How big government, big business, big media and big academia block your road to financial freedom- and tell you it's for your own good.

An Fcc Commissioner Teaches Krugman A Thing Or Two About Broadband

Posted on 07/24/2007 14:43:23 | Link | Post Comment
FCC Commissioner Robert M. McDowell responds to Paul Krugman's critique of America's broadband policy. Here's Krugman from Monday's New York Times:
...the United States that has fallen behind.

The numbers are startling. As recently as 2001, the percentage of the population with high-speed access in Japan and Germany was only half that in the United States. In France it was less than a quarter. By the end of 2006, however, all three countries had more broadband subscribers per 100 people than we did.

Even more striking is the fact that our ?high speed? connections are painfully slow by other countries? standards. According to the Information Technology and Innovation Foundation, French broadband connections are, on average, more than three times as fast as ours. Japanese connections are a dozen times faster. Oh, and access is much cheaper in both countries than it is here.

As a result, we?re lagging in new applications of the Internet that depend on high speed. France leads the world in the number of subscribers to Internet TV; the United States isn?t even in the top 10.

What happened to America?s Internet lead? Bad policy.

Here's McDowell in this morning's Wall Street Journal:
Exhibit A for the alarmists are statistics from the Organization for Economic Cooperation and Development. The OECD says the U.S. has dropped from 12th in the world in broadband subscribers per 100 residents to 15th.

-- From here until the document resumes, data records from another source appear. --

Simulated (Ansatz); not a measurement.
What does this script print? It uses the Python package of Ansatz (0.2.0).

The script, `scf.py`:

The OECD's methodology is seriously flawed, however. According to an analysis by the Phoenix Center, if all OECD countries including the U.S. enjoyed 100% broadband penetration -- with all homes and businesses being connected -- our rank would fall to 20th. The U.S. would be deemed a relative failure because the OECD methodology measures broadband connections per capita, putting countries with larger household sizes at a statistical disadvantage.

The OECD also overlooks that the U.S. is the largest broadband market in the world, with over 65 million subscribers -- more than twice the number of America's closest competitor. We got there because of our superior household adoption rates. According to several recent surveys, the average percentage of U.S. households taking broadband is about 42%; the EU average is 23%.

Furthermore, the OECD does not weigh a country's geographic size relative to its population density, which matters because more consumers may live farther from the pipes. Only one country above the U.S. on the OECD list (Canada) stretches from one end of a continent to another like we do. Only one country above us on this list is at least 75% rural, like the U.S. In fact, 13 of the 14 countries that the OECD ranks higher are significantly smaller than the U.S.

And if we compare many of our states individually with some countries that are allegedly beating us in the broadband race, we are actually winning. Forty-three American states have a higher household broadband adoption rate than all but five EU countries. Even large rural western states such as Montana, Wyoming, Colorado and both Dakotas exhibit much stronger household broadband adoption rates than France or Britain. Even if we use the OECD's flawed methodology, New Jersey has a higher penetration rate than fourth-ranked Korea. Alaska is more broadband-saturated than France.

The OECD conclusions really unravel when we look at wireless services, especially Wi-Fi. One-third of the world's Wi-Fi hot spots are in the U.S., but Wi-Fi is not included in the OECD study unless it is used in a so-called "fixed wireless" setting. I can't recall ever seeing any fixed wireless users cemented into a coffee shop, airport or college campus. Most American Wi-Fi users do so with personal portable devices. It is difficult to determine how many wireless broadband users are online at any given moment, since they may not qualify as "subscribers" to anyone's service.

In short, the OECD data do not include all of the ways Americans can make high-speed connections to the Internet, therefore omitting millions of American broadband users. Europe, with its more regulatory approach, may actually end up being the laggard because of latent weaknesses in its broadband market. It lacks adequate competition among alternative broadband platforms to spur the faster speeds that consumers and an ever-expanding Internet will require.

Europe also suffers from a dearth of robust competition from cable modem and fiber. Cable penetration is only about 21% of households. In the U.S., cable is available to 94% of all households. Also, the U.S. is home to the world's fastest fiber-to-home market, with a 99% annual growth rate in subscribers compared with a relatively anemic 13% growth rate in Europe.

In fact, the European Competitive Telecommunications Association reported last fall that Europe is experiencing a significant slowdown in the annual growth rate of broadband subscriptions, falling to 14% from 23% annual growth. Growth stalled in a number of countries, including Denmark and Belgium (4% in each country). And France -- a relative star -- exhibited just 10% growth. Yet all of these nations are "ahead" of us on the much-talked-about OECD chart.

Here in the U.S., the country that is allegedly "falling behind," broadband adoption is accelerating. Government studies confirm that America's broadband growth rate has jumped from 32% per year to 52%. With new numbers expected shortly, we anticipate a continued positive trend. Criticisms of our definition of "broadband" being too lax are already irrelevant as over 50 million subscribers are in the 1.5 to 3.0 megabits-per-second "fast lane."